When I was growing up in Ottawa, Canada, climate change was not exactly something my friends and I thought much about. When I was in high school, my neighbourhood’s environmental literacy only stretched as far as the “no ‘butts’ about it” litter campaign.
But in my University days in the early ‘90s, everything changed for me. I was studying physical geography and environmental science, learning about pattern and process in Earth systems. I was one in a small minority of people who were studying the threat of climate change and other environmental constraints that threatened to substantially alter the world as we knew it.
At that time, we didn’t have terribly sophisticated predictive modelling tools or the wealth of data that today help us get a picture of what impacts we can likely expect, but it was enough to generate a substantial sense of doom on my part. It was hard to hold this knowledge when most people dismissed it as the hysterical babblings of granola-eating environmentalists. “Don’t get your knickers in a twist,” I was told on more than one occasion. Doom morphed into hopelessness. “How could I ever bring a child into this world?” I often asked myself.
Over time, I managed to build the support and connection I needed to more constructively engage, in particular meeting my playful and brilliant husband, Adam, and landing in the lovely community in rural Northern California.
Together with 20 adults and six children, we live in 80 acres of redwood, bay and oak forests and diverse organic gardens. We explore sustainable living on a personal and community scale.

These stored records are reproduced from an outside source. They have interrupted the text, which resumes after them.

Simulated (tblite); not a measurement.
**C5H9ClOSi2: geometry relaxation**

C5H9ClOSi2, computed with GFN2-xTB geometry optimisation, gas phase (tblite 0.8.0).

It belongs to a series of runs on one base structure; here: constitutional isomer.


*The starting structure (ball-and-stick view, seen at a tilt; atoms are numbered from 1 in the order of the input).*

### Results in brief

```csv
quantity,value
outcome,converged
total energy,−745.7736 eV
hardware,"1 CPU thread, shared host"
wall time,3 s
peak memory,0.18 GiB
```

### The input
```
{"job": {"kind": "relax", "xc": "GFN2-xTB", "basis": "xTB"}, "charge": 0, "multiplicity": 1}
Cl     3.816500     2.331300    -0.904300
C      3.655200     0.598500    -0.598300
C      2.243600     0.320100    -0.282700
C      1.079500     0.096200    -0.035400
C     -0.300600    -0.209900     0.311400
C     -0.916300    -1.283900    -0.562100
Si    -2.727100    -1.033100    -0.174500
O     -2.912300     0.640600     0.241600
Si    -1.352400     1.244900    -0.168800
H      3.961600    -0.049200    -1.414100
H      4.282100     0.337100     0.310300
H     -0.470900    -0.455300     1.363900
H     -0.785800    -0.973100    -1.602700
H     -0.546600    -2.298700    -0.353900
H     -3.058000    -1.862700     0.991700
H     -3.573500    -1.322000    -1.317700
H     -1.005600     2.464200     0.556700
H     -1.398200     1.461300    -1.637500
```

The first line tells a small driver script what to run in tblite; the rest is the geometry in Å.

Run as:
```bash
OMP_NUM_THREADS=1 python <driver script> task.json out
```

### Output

Sure, there’s the odd composting toilet experiment-gone-wrong, but there are also acres of organic gardens where we daily harvest our food, rambunctious goats and chickens who help supply the lacto-ovo component of our diet, an impressive solar array and micro-hydro power generator, and a delicious pond that provides for many fine afternoons of summer fun — in addition to supplying irrigation water for the gardens. And through many hours of meetings, we have worked out the structural and decision-making models that are necessary to make it all work in the long-term.
From a canvas yurt next to our tiny, beautiful home, I also work as a consultant to non-profit organizations building resilient food and farming systems.
Three years ago, I gave birth to my daughter, Sabine. There is no denying the fundamental and instantaneous transformation that takes place when we step through that elemental doorway of childbirth. There was a moment about 30 hours into my labour, when my contractions were stalling out, I was growing exhausted, and everyone started to get that anxious look, when all my doubts about being a mother to a child growing up in this time, came flooding into my consciousness. “I don’t know if I’m ready to be a mother,” I confided, wild-eyed, to my husband as we crouched together in the corner of the bathroom. A few bags of IV fluid and some inspired coaching later, I managed to connect with my strength (and with the long parade of mothers who came before me), and I got back to the business of bringing that baby safely into the world.
In those precious moments after Sabine’s birth, as I held my newborn girl to my breast for the first time and felt that life-giving connection, I thought of the world outside and felt, viscerally, the responsibility I had to do whatever I could to make things good for her. I feel a much more profound obligation to deal with the climate problem – no longer can I even pretend that it doesn’t exist.
The reality is that today, the basic elements of life – food, water, shelter – can no longer be taken for granted, even for the relatively affluent in our society. Since Sabine’s birth, I haven’t again felt that intensity of fear, but when those doubts come to me, as they do, I try to tap into that same place of power and shift into a more connected, productive, and constructive gear.
I am grateful to be able to live a relatively low-carbon lifestyle. Living in such a well-knit and sustainable community helped give me the grounding to become a parent.
But we are not immune from the effects of climate change and living close to the land makes it hard to deny. The recent multi-year drought in California had us trucking in potable water from miles away during the fall months. We wouldn’t be able to grow food securely here at all without the pond. Once-reliable weather patterns have been replaced by eerie periods of mid-winter blooms.
I am hopeful to see that a substantial shift has occurred since the days when talking about climate change was a faux pas. Our children will at least be raised with much better access to ideas, knowledge, and solutions. Many of the right strategies are out there now, but there remains a huge gulf between the current reality, and making these solutions widespread-enough to make the necessary impact.
As mothers, we have the ability to act to make sure that our kids, as well as we, build the emotional and practical resources, and the tools, to organize and take action to build the world that we want and need. There is much work to be done.
Let us begin.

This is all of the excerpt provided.